Mixing Up Your Priorities. Making dinner for your boss who is coming over to visit the babies is not a priority. Keeping your bathroom as clean as an operating room is not a priority. Catching up on old episodes of “How I Met Your Mother”…okay, that may have made my priority list. But you get the point. Keep chores and errands in perspective and don’t worry about doing anything for anyone (except the babies, of course) for a while. Not much is expected from parents of newborns, so take advantage of everyone’s low expectations—this is your chance to use your Get Out Of Jail Free card!

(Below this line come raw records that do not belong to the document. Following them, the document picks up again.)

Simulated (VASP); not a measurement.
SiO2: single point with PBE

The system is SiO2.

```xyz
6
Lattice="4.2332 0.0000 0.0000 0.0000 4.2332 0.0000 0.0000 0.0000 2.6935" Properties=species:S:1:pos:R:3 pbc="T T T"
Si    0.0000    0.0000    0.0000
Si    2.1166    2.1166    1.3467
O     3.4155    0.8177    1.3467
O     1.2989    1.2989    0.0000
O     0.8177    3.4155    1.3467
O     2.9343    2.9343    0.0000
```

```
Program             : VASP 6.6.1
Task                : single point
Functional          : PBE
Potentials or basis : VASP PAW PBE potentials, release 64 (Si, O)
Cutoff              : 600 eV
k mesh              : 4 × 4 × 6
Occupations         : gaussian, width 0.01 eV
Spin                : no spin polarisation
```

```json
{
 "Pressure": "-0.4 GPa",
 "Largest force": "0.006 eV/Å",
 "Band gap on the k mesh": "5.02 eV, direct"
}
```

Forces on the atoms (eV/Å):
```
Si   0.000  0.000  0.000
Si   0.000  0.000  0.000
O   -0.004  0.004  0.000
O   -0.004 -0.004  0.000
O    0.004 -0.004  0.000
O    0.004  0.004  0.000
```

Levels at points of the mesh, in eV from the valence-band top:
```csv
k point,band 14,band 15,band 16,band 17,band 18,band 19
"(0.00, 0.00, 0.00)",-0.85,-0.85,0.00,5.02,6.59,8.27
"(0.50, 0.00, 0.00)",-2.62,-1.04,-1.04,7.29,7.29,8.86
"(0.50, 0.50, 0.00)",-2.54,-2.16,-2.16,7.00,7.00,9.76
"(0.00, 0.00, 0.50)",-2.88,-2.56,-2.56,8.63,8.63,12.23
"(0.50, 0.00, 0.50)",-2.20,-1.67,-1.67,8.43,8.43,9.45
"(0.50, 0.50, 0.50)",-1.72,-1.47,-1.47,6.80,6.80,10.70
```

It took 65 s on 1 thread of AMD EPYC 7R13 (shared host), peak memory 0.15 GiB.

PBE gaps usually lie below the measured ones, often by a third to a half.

Hesitating On Help. When your fifth cousin calls to congratulate you on the birth of your babies and says, “Please let me know if you need anything,” don’t chime back, “I will, thanks so much for offering!” Instead, say, “You want to help, how wonderful! How’s Tuesday at 3?” Take advantage of help from family and friends who offer. And when they come over, they don’t have to hold the babies the whole time—let them empty the dishwasher or fold the laundry. Family and friends will flock to help in the beginning, but after a few months your home may feel like an Old West ghost town. So put ‘em to work while the shine is still on the apple!

Neglecting Your Marriage. Don’t forget that these babies didn’t just make themselves! Check in with your partner every day, and don’t forget to kiss each other goodnight (even if the sun is up because the babies never slept). You chose to have babies with this person for a reason; try to remember it as often as you can.